Research Question 1: Meta-analytic Results across All Labs (Random Effects Meta-analysis).
The most basic question is whether we observed the predicted effect of mortality salience on preference for pro- vs anti- American essay authors. To assess this, we conducted a random-effects meta-analysis. This analysis produces the grand mean effect size across all sites and versions. Regardless of which exclusion criteria were used, we did not observe the predicted effect, and the confidence interval was quite narrow: Exclusion Set 1: Hedges’ g = 0.07, 95% CI = [-0.03, 0.17], SE = 0.05, Z = 1.32, p = .187. Exclusion Set 2: Hedges’ g = 0.09, 95% CI = [-0.03, 0.21], SE = 0.06, Z = 1.49, p = .135. Exclusion Set 3: Hedges’ g = 0.09, 95% CI = [-0.04, 0.22], SE = 0.07, Z = 1.30, p = .193. Forest plots showing the effects for individual sites and the aggregate are available in Figures 1, 2, and 3 for Exclusion Sets 1, 2, and 3, respectively. These results indicate that, in the aggregate, we failed to replicate the predicted mortality salience effect.

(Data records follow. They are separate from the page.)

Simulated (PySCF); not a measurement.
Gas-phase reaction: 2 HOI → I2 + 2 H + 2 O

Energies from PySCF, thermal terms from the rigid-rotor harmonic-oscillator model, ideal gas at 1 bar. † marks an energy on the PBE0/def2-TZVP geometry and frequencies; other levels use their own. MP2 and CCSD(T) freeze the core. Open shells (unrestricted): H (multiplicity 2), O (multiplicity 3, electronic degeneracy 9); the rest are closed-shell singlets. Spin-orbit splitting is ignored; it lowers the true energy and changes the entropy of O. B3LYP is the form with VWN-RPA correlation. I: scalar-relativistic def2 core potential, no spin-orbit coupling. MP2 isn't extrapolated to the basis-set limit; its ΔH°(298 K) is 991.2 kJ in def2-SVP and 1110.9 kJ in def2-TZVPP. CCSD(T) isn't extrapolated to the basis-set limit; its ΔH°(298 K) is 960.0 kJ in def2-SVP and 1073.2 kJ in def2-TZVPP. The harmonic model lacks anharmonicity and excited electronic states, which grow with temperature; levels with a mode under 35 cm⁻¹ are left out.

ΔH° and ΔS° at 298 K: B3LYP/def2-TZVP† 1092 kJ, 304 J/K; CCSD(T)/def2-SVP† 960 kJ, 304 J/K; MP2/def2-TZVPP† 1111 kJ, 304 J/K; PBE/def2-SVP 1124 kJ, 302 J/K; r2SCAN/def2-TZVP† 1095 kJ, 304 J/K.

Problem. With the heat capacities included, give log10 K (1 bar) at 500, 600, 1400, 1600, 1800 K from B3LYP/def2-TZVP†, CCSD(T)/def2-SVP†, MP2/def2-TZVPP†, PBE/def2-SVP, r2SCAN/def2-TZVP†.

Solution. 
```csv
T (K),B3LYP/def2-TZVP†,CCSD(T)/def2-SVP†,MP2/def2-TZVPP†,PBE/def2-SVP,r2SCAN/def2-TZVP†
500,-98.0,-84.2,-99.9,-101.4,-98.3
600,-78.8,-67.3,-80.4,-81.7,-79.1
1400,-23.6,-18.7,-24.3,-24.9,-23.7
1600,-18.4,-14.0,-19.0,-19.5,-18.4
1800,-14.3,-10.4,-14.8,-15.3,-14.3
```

There may have been a mortality salience effect at some sites and not others, so we next examined how much variation was observed among effect sizes (e.g., heterogeneity). This sort of variation did not exceed variation expected by chance (e.g., sampling variance) regardless of exclusion rule: Exclusion Set 1: Q(16) = 19.35, p = .251; Exclusion Set 2: Q(16) = 21.72, p = .152; Exclusion Set 3: Q(16) = 18.57, p = .292. This result suggests that any observed differences in effect size between sites are likely due to random noise, as opposed to true differences in effect size.
In sum, we observed little evidence for an overall effect of mortality salience in these replications. Additionally, overall results suggest that there was little or no heterogeneity in effect sizes across sites. This lack of variation suggests that it is unlikely we will observe an effect of Author Advised versus In House protocols or other moderators such as differences in samples or TMT knowledge. Even so, the plausible moderation by Author Advised/In House protocol is examined in the following section.
Research Question 2: Moderation by Author Advised/In House protocol
A covariate of protocol type (In House vs Author Advised) was added to the random effects model to create a mixed-effects meta-analysis. This is our primary model of interest, and the model most similar to the three-level mixed-effects meta-analysis that we pre-registered as our primary outcome.
This analysis again produces an overall grand mean effect size, and those were again near zero and relatively precisely estimated across all three Exclusion Sets: Exclusion Set 1: Hedges’ g = 0.07, 95% CI = [-0.03, 0.17], SE = 0.05, Z = 1.33, p = .182. Exclusion Set 2: Hedges’ g = 0.11, 95% CI = [-0.02, 0.24], SE = 0.07, Z = 1.71, p = .087. Exclusion Set 3: Hedges’ g = 0.13, 95% CI = [-0.03, 0.29], SE = 0.08, Z = 1.57, p = .117.
Again, significant heterogeneity was not observed: Exclusion Set 1, Q(16) = 19.35, p = .251; Exclusion Set 2, Q(16) = 21.72, p = .152; Exclusion Set 3, Q(16) = 18.57, p = .292. This again suggests that any observed differences in effect size between sites are likely due to random noise, as opposed to true differences in effect size.
Critically, protocol version did not significantly predict replication effect size regardless of which exclusion criteria were used. Exclusion Set 1: b = 0.01, 95% CI = [-0.09, 0.11], SE = 0.05, Z = 0.20, p = .842; Exclusion Set 2: b = 0.05, 95% CI = [-0.08, 0.18], SE = 0.07, Z = 0.82, p = .410; Exclusion Set 3: b = 0.07, 95% CI = [-0.09, 0.23], SE = 0.08, Z = 0.86, p = .391. The Author Advised version did not produce significantly larger effect sizes when compared with the In House versions.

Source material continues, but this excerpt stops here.